SCHOLL: The sacred and the invalid

July 12, 2014 

I like Erick Erickson. We had lunch together. A nicer, friendlier and more thoughtful person would be hard to find. I look forward to another lunch sometime. However, I must challenge his thinking in the columns he wrote supporting the private Catholic school, Mount de Sales, which fired a gay teacher about to marry his partner.

Mount de Sales has a nondiscrimination policy based on sexual preference. Everyone might agree the firing is not based on his homosexuality, but on his upcoming marriage. Though, the distinction is a bit of a dodge with semantics. The problem with the marriage is the homosexuality. Erickson bases his argument on the same-sex marriage being an affront to the Roman Catholic sacrament of marriage.

A sacrament is defined in various ways, but essentially it is a holy event, a ritual, divinely instituted and intended to strengthen the faith of the believers. There are seven according to Catholic theology: baptism, confirmation, holy eucharist (communion), penance, anointing of the sick, holy orders and matrimony.

The Church canon has but one view of marriage -- that it is CCC 1601 “The matrimonial covenant, by which a man and a woman establish between themselves a partnership of the whole of life, is by its nature ordered toward the good of the spouses and the procreation and education of offspring; this covenant between baptized persons has been raised by Christ the Lord to the dignity of a sacrament.”

What Erickson and others are not considering is that Catholic canon law gives marriages a different “status” (my term) for any given marriage. Some marriages are sacramental, some not. A marriage between two baptized people is sacramental. If either of the intended spouses is not baptized, the marriage is not sacramental, but it’s “valid.” A “marriage” between two Catholics is neither sacramental nor valid if, say, they are married before a judge or justice of the peace without first obtaining the church’s permission. In the church’s eyes, it understands the word “marriage” one way while it is understood differently by civil law.
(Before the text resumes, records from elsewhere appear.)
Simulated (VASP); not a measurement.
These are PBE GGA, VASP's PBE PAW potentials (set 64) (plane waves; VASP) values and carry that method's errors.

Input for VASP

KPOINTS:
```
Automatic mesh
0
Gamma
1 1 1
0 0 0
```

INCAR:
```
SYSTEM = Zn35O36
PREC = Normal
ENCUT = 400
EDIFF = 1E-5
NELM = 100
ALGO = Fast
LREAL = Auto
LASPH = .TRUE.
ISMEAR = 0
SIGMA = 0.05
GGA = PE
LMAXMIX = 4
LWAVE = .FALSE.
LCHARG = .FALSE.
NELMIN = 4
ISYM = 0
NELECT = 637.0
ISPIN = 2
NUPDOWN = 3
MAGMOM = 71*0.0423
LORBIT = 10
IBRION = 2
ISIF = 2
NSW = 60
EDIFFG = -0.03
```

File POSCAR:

A remarriage is neither valid nor sacramental if either of the couple is divorced. Of course, there may or may not be appropriate exceptions for any given set of circumstances, and I may have omitted many additional details, but the point is this: Not all marriages are regarded as sacramental by the Roman Catholic Church.

Obviously, homosexual Christians will stumble over the canon requirements “between a man and a woman,” as well as “and the procreation and education of offspring.” But, Flint Dollar’s marriage could be viewed the same as if one spouse was divorced and remarried; it would be an “invalid” marriage. Canon law, then, protects the sacrament from sacrilege by identifying marriages which, though in their midst, are outside the sacramental boundaries, and which may be invalid as well. And, even if not sacramental, the church promotes commitment to marriages when calling them “valid.”

One must wonder, however, if other teachers’ marriages have been examined. Are there remarried-after-divorced teachers present? Which couple hasn’t been baptized, yet is living together as husband and wife? What of teachers living together who were married by a judge? One wonders if divorced and remarried teachers should be fired along with Dollar in order to be consistent?

If Mount de Sales is seriously enforcing church teaching on the marriages and lives of all the teachers equally, the justification for their action with Dollar is strengthened, even though the sacramental attack argument still fails miserably.

It seems to me the Supreme Court ultimately will decide this case or another like it. The justices will consider the church/state issues and whether the school can be shielded by the First Amendment. Will they consider whether the application of canon law, if applied differently and rather arbitrarily on equally invalid marriages, weakens its First Amendment argument?

Erickson concludes with several logical leaps and excessive conclusions about those of us who might have a different opinion on the situation. The many facets to this problem do make it frustrating and emotional. His column would peg me a secularist, but I think I march with the faithful, just maybe not in lockstep. If we must wear uniforms, we will need more than two kinds.